Over 20 years ago, a lawyer in a case that I was working on made a “target of opportunity” argument in a retaliation case. He claimed that his client engaged in protected activity more than a year before she was terminated, but that her employer used a later, relatively small instance of misconduct as a “target of opportunity” to get rid of her. According to him, the small instance of misconduct was the first opportunity that the employer was given to retaliate against his client after her protected conduct. In the course of that argument, the attorney eloquently made reference to the movie “Dr. Strangelove,” and it has always been a case that I remembered.

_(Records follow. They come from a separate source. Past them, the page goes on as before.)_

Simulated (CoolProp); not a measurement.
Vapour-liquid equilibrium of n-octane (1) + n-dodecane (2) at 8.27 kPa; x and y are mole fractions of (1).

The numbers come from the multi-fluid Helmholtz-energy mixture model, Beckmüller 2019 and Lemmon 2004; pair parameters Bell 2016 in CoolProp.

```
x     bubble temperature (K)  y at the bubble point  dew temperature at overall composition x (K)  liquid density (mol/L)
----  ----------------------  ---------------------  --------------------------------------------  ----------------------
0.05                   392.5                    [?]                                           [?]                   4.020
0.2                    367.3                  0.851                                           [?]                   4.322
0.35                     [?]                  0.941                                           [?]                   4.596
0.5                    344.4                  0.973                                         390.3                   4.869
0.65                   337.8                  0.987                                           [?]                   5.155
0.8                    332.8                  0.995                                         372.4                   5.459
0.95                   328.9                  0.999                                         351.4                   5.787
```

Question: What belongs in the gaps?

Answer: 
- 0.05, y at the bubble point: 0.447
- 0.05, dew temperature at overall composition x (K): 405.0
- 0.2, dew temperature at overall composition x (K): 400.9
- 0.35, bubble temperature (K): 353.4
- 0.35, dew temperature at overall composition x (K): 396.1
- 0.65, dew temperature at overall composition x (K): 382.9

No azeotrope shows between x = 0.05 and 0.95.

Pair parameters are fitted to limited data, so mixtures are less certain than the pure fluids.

On October 10, 2017, the Eleventh Circuit Court of Appeals issued an opinion that shoots his “target of opportunity” argument out of the sky. See Cooler v. Layne Christensen Co., No. 16-17773, 2017 WL 4512159 (11th Cir. Oct. 10, 2017). Joseph Cooler was an African-American who was subjected to a difficult work environment in which white co-workers would use the “N Word” and call him “boy.” He began dating a white woman in October 2013, and his co-workers increased their hostile treatment of him. Cooler reported the treatment to a supervisor and reported other conduct in October 2013. The supervisors never investigated or followed-up. On May 1, 2014, Cooler was attending an out-of-town training, but missed between 20 and 40 minutes of that training. When confronted, Cooler denied any responsibility. His employer terminated his employment, allegedly for wasting company time and refusing to accept responsibility.
Cooler sued for retaliation, claiming that he was actually fired for his complaints about racial harassment. In retaliation cases, an employee is required to prove that his protected complaints caused his termination. In most cases, causation is proved by close timing between the complaints and the termination. Generally in the Eleventh Circuit, if a termination occurs more than three months after a complaint, causation will be difficult to prove.
In Cooler’s case, at least six months passed between his complaints and his termination, which the Court found “was not close in time to his protected activity.” Thus, Cooler’s attorney attempted to make the “target of opportunity” argument: “[H]e argues he was fired at Layne’s first opportunity to retaliate against him. Cooler explains that he was not disciplined in any way before the training, so missing part of the training was the first opportunity Layne had any excuse to fire him.” The Eleventh Circuit rejected that argument by essentially finding that the missed training was not the first opportunity for retaliation. Instead, Cooler was continuously employed during the six-month period and his employer had “a continuous opportunity to retaliate against him.” Therefore, the Court found that the six-month period was too long, and Cooler’s claim failed for lack of causation.
One word of caution to employers: The Eleventh Circuit did not completely obliterate the potential for a “target of opportunity” argument in future cases. In a footnote, the Court recognized that the “target of opportunity” argument might be successful in situations “where the retaliator just assumed a position of power over the plaintiff.”